You’d expect there to be one woman who really kicks ass in Friedrich Schiller’s 1801 play ‘Joan of Arc’. But three hard-as-nails women are the no nonsense steel balls of The Faction’s refreshing production.
Obviously there’s young virgin Joan, the rural shepherdess who has a vision, finds a helmet and heads off to annihilate the English armies on behalf of the French. But there’s also Sorel, the true love of the Dauphin (soon to be King Charles VII), who tells her husband to man up and get back to the fight; and Isabel – estranged, angry mother of Charles – who is the vengeful force behind the English armies. The three of them are the ones who drive this story, manipulating the strings of the men around them.

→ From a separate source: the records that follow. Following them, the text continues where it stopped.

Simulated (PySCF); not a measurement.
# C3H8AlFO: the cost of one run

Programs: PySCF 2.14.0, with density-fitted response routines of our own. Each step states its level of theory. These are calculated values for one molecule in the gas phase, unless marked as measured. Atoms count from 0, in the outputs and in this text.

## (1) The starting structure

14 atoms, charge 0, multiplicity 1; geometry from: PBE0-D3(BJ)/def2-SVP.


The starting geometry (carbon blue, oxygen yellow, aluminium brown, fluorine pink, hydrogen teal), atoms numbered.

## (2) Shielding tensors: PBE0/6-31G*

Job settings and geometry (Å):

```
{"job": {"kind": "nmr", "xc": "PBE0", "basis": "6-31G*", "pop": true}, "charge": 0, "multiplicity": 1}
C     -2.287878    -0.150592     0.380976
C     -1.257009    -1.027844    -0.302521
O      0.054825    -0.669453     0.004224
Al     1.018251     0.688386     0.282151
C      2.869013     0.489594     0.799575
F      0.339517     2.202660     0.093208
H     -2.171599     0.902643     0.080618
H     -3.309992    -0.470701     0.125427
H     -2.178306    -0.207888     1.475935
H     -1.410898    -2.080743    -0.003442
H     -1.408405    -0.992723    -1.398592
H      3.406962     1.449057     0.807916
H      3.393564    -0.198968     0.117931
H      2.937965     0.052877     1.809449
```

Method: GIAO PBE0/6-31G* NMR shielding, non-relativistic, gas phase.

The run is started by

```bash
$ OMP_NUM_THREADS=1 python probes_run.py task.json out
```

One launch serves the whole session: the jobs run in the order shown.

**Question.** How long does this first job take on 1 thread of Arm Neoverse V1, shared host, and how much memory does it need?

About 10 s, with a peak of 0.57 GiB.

Though Schiller’s play is based on true events it’s pretty loose with the facts. If you’re expecting to see Joan’s famously fiery end, you’ll be disappointed. Nevertheless, on the basis of ‘Joan of Arc’ it’s clear why The Faction aim to stage every single one of Schiller’s plays: it’s beautifully written and very thrilling. Unlike Schiller’s original, Mark Leipacher’s adaptation is not much of a tragedy. But it is poetic and generally pretty clear – though things get muddled when Joan has a wobble about her mission. It’s an important moment that feels side-lined and as a result the rest of the plot gets a little confusing. Her subsequent drastic changes in opinion and direction (is she on a celestial mission, or isn’t she?) are not just God working in mysterious ways, they are the script needing a little more work.
Kate Sawyer as Joan is forthright, balancing a noble modesty with an absolutely ferocious battle cry, while the support around her is very strong, particularly Natasha Rickman who plays both Isabel and Charles, and entirely transforms in each role. Leipacher also directs, along with Rachel Valentine Smith, and they keep things very simple, using a great conceit of clay and flour as helmets, swords and blood.
It’s a vibrant whirlwind through the life of a fifteenth century miracle woman, and her counterparts who couldn’t give two hoots about the patriarchal age they lived in.